Not a coyote to be seen in my neighborhood.


For some reason, all I keep hearing on the radio, reading on the internet, is all about The Nineties. Blah blah blah The Nineties. September is the month of the Nineties. The nineties can be up to 25 years ago and that makes it a quarter of a century and that is officially, really, really old. Old enough to have tribute bands and parties and festivals.


The festivals feature aging rappers and smooth skinned Lisa Loeb and Carson Daly and neon clothes.


Neon clothes? Who was wearing that in the Nineties?

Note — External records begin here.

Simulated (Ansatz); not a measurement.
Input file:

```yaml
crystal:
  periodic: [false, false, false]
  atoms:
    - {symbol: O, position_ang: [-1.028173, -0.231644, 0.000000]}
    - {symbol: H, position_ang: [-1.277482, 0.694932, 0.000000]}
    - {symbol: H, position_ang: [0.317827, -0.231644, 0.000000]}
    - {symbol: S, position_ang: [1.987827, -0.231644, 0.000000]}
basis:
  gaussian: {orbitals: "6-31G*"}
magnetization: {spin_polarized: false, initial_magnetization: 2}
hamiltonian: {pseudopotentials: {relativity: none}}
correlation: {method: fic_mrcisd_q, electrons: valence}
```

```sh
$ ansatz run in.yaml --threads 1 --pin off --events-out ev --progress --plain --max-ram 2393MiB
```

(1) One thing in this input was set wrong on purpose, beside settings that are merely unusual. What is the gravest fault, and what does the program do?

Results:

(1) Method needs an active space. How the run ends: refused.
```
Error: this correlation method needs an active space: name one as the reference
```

Girls in ironic plaid shirts and weird sunglasses are saying, “Yeah, my MOM wore this!” as they bust out in hilarious giggle fits then fist pump and shout, “Who’s down with OPP?”


“Yeah, you know me.” Every last homie.


The nineties is when we bought our house. We never thought we’d live here very long. Because we were going to buy a ranch. Beautiful acreage near forests and probably ocean views from the ridge. It would have hardwood floors and a lot of flat, sunny acreage and it would be so quiet up there on our ranch. That’s what we talked about in the Nineties.


I walked around this neighborhood with Timmy in the Nineties. Me and him spent a lot of time walking around LA and SF then driving back to Santa Cruz together in my old rusty truck without AC. Timmy didn’t need AC or a dog crate. We just both sat on that seat together, on the seat covers I bought at the old flea market, and sometimes we did get hot but we had our windows open. One of the most supremely awesome cool things about buying our house was that it had a stackable washer and dryer. Our own house with our own washer and dryer. We got a new one a few years back when the original one died. Went to Sears and picked out the same kind. Delivery guys came and installed it in the same place. It still works good.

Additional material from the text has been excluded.